Created attachment 190146 [details] the fix.
Created attachment 190147 [details] For consuming storage space to test the quota.
Comment on attachment 190146 [details] the fix. View in context: https://bugs.webkit.org/attachment.cgi?id=190146&action=review > Source/WebCore/ChangeLog:8 > + cached file size values. Maybe I should add a comment to say that this is #ifdef'ed out for chromium because listDirectory() if not implemented in FileSystemChromium.cpp.
Comment on attachment 190146 [details] the fix. View in context: https://bugs.webkit.org/attachment.cgi?id=190146&action=review > Source/WebCore/Modules/webdatabase/DatabaseTracker.cpp:297 > +#if !PLATFORM(CHROMIUM) This file is not compiled in chromium so there shouldn't be a need for this guard. > Source/WebCore/Modules/webdatabase/OriginUsageRecord.cpp:39 > +#if PLATFORM(CHROMIUM) Ditto, not compiled in chromium.
Comment on attachment 190146 [details] the fix. Attachment 190146 [details] did not pass mac-wk2-ews (mac-wk2): Output: http://queues.webkit.org/results/16752526
Comment on attachment 190146 [details] the fix. I'll redo the patch since chromium doesn't need the deprecated code, and to fix the release build failure.
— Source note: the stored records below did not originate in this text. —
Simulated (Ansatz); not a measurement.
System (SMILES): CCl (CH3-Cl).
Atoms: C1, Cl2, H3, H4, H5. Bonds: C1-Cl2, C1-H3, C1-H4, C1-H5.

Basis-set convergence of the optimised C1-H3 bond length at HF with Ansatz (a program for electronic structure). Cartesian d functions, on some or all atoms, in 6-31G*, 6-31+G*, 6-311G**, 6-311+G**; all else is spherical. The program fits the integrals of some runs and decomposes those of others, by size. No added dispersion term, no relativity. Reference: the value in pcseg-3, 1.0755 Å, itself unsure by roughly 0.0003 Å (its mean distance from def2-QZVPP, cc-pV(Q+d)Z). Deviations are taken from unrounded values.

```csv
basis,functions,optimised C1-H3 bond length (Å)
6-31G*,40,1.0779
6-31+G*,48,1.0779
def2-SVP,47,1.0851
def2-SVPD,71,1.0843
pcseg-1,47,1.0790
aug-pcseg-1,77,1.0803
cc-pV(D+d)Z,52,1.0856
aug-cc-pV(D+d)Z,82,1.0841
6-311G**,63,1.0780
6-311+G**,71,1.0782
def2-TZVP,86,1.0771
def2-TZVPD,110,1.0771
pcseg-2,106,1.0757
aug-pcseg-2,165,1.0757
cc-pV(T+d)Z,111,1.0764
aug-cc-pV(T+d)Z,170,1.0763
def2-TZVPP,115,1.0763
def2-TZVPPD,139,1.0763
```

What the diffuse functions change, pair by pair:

Comment on attachment 190146 [details] the fix. View in context: https://bugs.webkit.org/attachment.cgi?id=190146&action=review Would be nice to get rid of all the quota cache code, since it's defunct now. > Source/WebCore/ChangeLog:11 > + The performance difference for this changes is a 1.6% degradation > + per additional database whose size needs to be fetched. You should clarify that this is a worst-case performance difference. Your benchmark measured stat overhead vs ~16 bytes of storage. Most transactions do more work than that.
Created attachment 190190 [details] updated fix patch.
Comment on attachment 190190 [details] updated fix patch. r=me
Thanks for the review. Landed in r144006: <http://trac.webkit.org/changeset/144006>.